I thought for sure Christine would never host another Thanksgiving again. But, here she is, still doing it. And I guess practice does make perfect. When I walked into her home this past Thanksiving, the kitchen counters were gleaming and spotless. There was a gorgeous arrangement of fresh flowers and tiny little pumpkins artfully displayed on one of the counters. The delightful aroma of roast turkey was in the air but otherwise you would never know they were about to serve Thanksgiving dinner. It looked like a picture from “House Beautiful”.
Her turkey was a gorgeous shade of mahogany and the meat was moist within. The mashed potatoes were creamy and the mashed sweet potato, apple and kale medly was delicious! In addition to the tossed salad she had a Bacon, Green Cabbage and Brussels Sprout Coleslaw that was out of this world….I had to get the recipe (which follows):
Bacon, Green Cabbage and Brussels Sprout Coleslaw
6 slices thick cut bacon, cooked and chopped
4 cups shredded green cabbage
20 fresh brussels sprouts, cleaned and thinly sliced
3/4 cup of thinly sliced red onion
1/4 cup and 1 Tbsp. mayonnaise
1/8 cup white vinegar
1 Tbsp. agave nectar
1/2 tsp. celery seed
1/4 tsp. white pepper
1/4 tsp. cayenne pepper
1/2 tsp. salt
Mix the mayonnaise, vinegar, agave nectar (if you don’t have agave nectar I would suggest just adding a teaspoon of sugar) and seasonings together and toss with the cabbage, sprouts, onion and bacon.
The roasted carrots were out of this world! I think the fact that these were very fresh carrots (not those old packaged carrots commonly found in the grocery store) made the difference. They were tossed with olive oil, orange juice, thyme and crushed garlic, seasoned with salt and pepper, covered with aluminum foil and baked in a hot oven (450 degrees) for 25 minutes or so and then roasted uncovered for another 10 minutes.

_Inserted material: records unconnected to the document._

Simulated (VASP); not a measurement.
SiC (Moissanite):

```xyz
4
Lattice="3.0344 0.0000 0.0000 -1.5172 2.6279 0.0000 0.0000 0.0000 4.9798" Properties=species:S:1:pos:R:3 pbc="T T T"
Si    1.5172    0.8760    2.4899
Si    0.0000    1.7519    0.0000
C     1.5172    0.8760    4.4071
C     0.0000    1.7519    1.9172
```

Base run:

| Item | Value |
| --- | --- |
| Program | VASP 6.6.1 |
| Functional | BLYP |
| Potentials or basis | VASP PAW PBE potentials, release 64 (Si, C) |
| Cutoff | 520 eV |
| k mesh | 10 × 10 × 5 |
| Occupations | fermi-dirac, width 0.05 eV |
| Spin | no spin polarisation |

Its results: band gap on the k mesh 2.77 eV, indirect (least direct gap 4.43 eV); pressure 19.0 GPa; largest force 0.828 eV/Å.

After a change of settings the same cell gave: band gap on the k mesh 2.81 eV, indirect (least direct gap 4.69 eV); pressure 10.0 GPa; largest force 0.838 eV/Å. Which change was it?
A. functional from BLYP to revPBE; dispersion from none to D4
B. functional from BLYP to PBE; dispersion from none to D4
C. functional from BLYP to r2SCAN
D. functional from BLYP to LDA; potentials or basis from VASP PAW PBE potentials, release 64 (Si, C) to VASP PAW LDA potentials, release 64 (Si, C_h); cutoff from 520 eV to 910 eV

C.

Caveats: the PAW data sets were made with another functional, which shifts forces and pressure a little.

The garlic green beans were fantastic as well. The beans were bright green and cooked to perfection (quickly placing the beans in an ice water bath after cooking for 5-7 minutes made the difference between overcooked beans and these beautiful beans). Saute thinly sliced garlic gloves in butter and olive oil, toss in beans, season with salt and pepper and you’re good to go.
I just wanted to document these Thanksgiving recipes here in this post so I’d be able to find them next year (or before).
Thank you Christine, David, Mitchell and Evan for a lovely Thanksgiving.